A. Each covered institution shall adopt one or more severance policies for its eligible participating Covered Employees, applicable to voluntary or involuntary separations, including reductions in workforce. The provisions of the Workforce Transition Act (§ 2.2-3200 et seq.) shall not apply to participating Covered Employees.
B. The terms and conditions of a covered institution’s severance policy or policies for eligible participating Covered Employees shall be determined by the institution’s governing body. The covered institution and the Board of the Virginia Retirement System shall negotiate a formula according to which cash severance benefits may be converted to years of age or creditable service for participating Covered Employees who participate in the Virginia Retirement System.
C. Covered Employees who were employees of a covered institution and were covered by the provisions of Chapter 29 (§ 2.2-2900 et seq.) of Title 2.2 prior to its effective date of the initial Management Agreement, who otherwise would be eligible for severance benefits under the Workforce Transition Act (§ 2.2-3200 et seq.), and who are separated by a covered institution because of a reduction in workforce shall have the same preferential hiring rights with state agencies and other executive branch institutions as other state employees have under § 2.2-3201. Conversely, a covered institution shall recognize the hiring preference conferred by § 2.2-3201 on state employees who were hired by a state agency or executive branch institution before the covered institution’s effective date of the initial Management Agreement and who were separated after that date by that state agency or executive branch institution because of a reduction in workforce. If a covered institution has adopted a classification system pursuant to § 23-38.116 that differs from the classification system administered by the Department of Human Resource Management, the covered institution shall classify the separated employee according to its classification system and shall place the separated employee appropriately. Any such separated employee who is hired by a covered institution shall be a participating Covered Employee for purposes of this article. Classification decisions made under this subsection and applying to employees transferring between state agencies or other executive branch institutions and covered institutions, or between covered institutions, as a result of a reduction in force and with the preferential hiring rights provided in this subsection and in § 2.2-3201 shall be presumed appropriate, and a separated employee who grieves the classification decision shall bear the burden of demonstrating that the classification violates the separated employee’s preferential hiring rights.

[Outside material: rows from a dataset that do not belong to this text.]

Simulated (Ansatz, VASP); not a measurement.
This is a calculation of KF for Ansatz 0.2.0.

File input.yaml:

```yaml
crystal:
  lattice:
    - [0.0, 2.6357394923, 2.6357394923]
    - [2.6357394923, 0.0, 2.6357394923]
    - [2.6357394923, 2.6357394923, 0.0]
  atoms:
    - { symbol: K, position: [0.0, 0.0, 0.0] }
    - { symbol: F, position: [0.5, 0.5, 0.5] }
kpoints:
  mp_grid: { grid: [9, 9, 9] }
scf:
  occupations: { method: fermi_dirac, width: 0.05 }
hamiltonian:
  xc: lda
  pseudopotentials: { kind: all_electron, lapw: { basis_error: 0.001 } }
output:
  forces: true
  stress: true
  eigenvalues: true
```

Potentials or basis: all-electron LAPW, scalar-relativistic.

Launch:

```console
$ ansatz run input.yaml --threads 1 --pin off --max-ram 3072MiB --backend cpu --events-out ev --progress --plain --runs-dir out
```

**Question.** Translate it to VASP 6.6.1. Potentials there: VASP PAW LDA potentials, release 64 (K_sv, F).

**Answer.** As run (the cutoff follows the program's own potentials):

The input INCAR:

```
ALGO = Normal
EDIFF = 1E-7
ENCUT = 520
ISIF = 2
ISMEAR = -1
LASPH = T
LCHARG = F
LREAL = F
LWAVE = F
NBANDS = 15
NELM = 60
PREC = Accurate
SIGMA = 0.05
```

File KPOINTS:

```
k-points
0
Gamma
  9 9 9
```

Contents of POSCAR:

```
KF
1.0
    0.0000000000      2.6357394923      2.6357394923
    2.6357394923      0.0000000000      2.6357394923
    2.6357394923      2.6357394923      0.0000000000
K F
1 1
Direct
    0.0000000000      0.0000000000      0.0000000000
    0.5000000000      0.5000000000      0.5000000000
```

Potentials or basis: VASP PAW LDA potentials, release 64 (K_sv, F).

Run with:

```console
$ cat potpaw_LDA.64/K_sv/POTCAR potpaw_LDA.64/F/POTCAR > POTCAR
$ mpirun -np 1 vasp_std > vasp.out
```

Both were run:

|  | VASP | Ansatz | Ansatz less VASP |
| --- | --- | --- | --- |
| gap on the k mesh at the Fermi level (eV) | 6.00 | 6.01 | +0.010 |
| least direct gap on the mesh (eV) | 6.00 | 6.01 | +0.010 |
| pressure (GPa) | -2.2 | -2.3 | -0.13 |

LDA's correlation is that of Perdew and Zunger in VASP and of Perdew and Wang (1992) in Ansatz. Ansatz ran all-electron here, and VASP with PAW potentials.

D. An employee’s transition on the effective date of a covered institution’s initial Management Agreement from being an employee of a public institution of higher education to being a Covered Employee of a covered institution shall not, in and of itself, constitute a severance of that employee or a reduction in force that would make either the covered institution’s severance policy or policies adopted pursuant to subsection A or the Workforce Transition Act (§ 2.2-3200 et seq.) applicable to that employee.
2005, cc. 933, 945.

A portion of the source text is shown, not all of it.